The Bard Campus is about 550 acres, bounded on the west by the Hudson River and the blue Catskills beyond. It lies on a ridge above the river, which lowers into the fertile farmland and suburban development to the east. The Saw Kill Creek and Montgomery Place historic site lie just beyond the southern boundary, while to the north, the campus adjoins the Tivoli Bays state wildlife preserve.
It is part of the Hudson River Heritage District, which stretches twenty miles along the east shore of the river. The heritage district nomination described the area “a designed landscape situated in one the world’s most renowned natural environments, which inspired generations of artists, architects, landscape gardeners, conservationists and their patrons.” It encompasses some forty historic countryseats with their pleasure grounds, farms, and villages—and Bard College.
The image that serves as our frontispiece depicts the land and some of its people during the mid-19th century—just before the founding of the college. It is an oil sketch commissioned by John Church Cruger to memorialize his land—Cruger’s Island—before its tranquility was shattered by the arrival of the Hudson River Railroad in 1851. Painted from what is today the Bard campus, we see a bucolic scene of farm workers—black as well as white—loading hay into a cart drawn by a team of oxen. Sailing ships ply the river, but no steamships, perhaps in deference to Cruger’s wish to depict a vanishing era.
The era may have vanished, but the place endures. The work of students participating in Bard’s public history practicum, Before Bard: A Sense of Place, shows us how.
Thomson Danz curated “Muhheakantuck and the People,"which tells the story of the Native Americans who occupied the land before contact with Europeans. The first recorded “owner” of the land was Pieter Schuyler, who held royal “patent” to the entire present town of Red Hook from 1688 to 1724.
Jonian Rafti’s exhibit, “Annandale Abuzz!” tells the story of the early Dutch and English settlers who came looking to exploit the land’s resources. Their employees, tenant farmers, and enslaved Africans, cleared and planted the land and operated mills, which shipped wheat and lumber on the river north to Albany and south to New York City.

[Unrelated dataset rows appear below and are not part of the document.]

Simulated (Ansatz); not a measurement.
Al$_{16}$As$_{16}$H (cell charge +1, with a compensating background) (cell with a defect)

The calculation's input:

Laila Iravani’s “Pleasure Grounds: Great Estates and the Aristocrats of Annandale” is an exhibition that tells of the people and the architecture of the three estates that became the Bard campus. By the turn of the 19th century heirs of Robert Livingston and his wife Alida Schuyler and their associates had made their fortunes and now looked to the land for its picturesque and inspirational beauty.
Charles McFarlane's "Growing in Annandale" tells the agricultural history of Bard and its surrounding lands. From the vibrant farm communities, rooted in the history of the Hudson Valley, to Bard’s own working farm, agriculture has always been an important part of the story of Bard.
Augusta Klein's exhibit, "Clio's Sisters: Women Who Made History in and Around Bard," begins in the 17th and continues to the 20th century, tracing the life and work of women who left their mark on the land and the people of this area.
Bennett Torres's "Hudson Valley Sublime: Romanticism and Development" examines how the strong tradition of American Romantic art and architecture affected not only the region's past, but also informed residents' more recent land-use and economic development policies.